SSCS offers an emergency food bank, with the public invited to contact Seitz at (604) 907 2014 or loralee.seitz@sscs.ca.

The public can donate to SSCS online at sscs.ca/programs/pemberton-food-bank.

The Pemberton Food Bank is open twice a month from 12:30 to 2:30 p.m., at 1347 Aster St. Upcoming dates are Dec. 16, 30 and Jan. 13 and 27.

At the Whistler Food Bank, Whistler Community Services Society (WCSS) executive director Lori Pyne said that what's needed most is fresh food.

"Money really is the best thing for us to get, because we have more buying power with the money," she said.

In 2018, the Whistler Food Bank, which sits in the new WCSS building at 8000 Nesters Rd., gave out food 2,773 times.

The organization also gave out 300 emergency food bags, which are distributed outside of regular food bank hours, last year.

This figure is double that of 2017.

According to Pyne, about 70 per cent of clients use the food bank one to three times, and the majority of people reach out due to illness or injury.

Pyne explained that the organization has moved away from using financials to determine who is in need and that it is not concerned about people abusing the system.

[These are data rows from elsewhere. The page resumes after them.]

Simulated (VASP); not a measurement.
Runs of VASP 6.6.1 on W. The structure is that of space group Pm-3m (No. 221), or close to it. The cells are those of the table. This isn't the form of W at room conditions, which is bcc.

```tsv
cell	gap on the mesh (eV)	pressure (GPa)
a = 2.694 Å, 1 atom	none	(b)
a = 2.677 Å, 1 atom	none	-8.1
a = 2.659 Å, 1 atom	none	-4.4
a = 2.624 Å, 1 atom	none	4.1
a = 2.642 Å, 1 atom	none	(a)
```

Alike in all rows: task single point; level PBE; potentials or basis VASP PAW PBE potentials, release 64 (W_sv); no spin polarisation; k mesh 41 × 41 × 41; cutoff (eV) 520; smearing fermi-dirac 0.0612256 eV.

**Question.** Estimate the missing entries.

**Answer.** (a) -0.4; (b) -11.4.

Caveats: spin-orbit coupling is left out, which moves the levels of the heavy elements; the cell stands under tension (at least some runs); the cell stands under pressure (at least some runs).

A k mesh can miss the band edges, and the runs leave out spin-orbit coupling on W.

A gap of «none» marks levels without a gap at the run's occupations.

"If you are in need, you get food," said Pyne. "It is very low-barrier."

Donations to the Whistler Food Bank can be made in person during WCSS's office hours (9 a.m. to 4:30 p.m. Mon.-Sat.) or online at mywcss.org/get-involved/donations/. The public can also donate at Whistler grocery stores in the blue and pink bins labeled "food bank." The Whistler Food Bank is open every Wednesday from 10:00 a.m. to noon.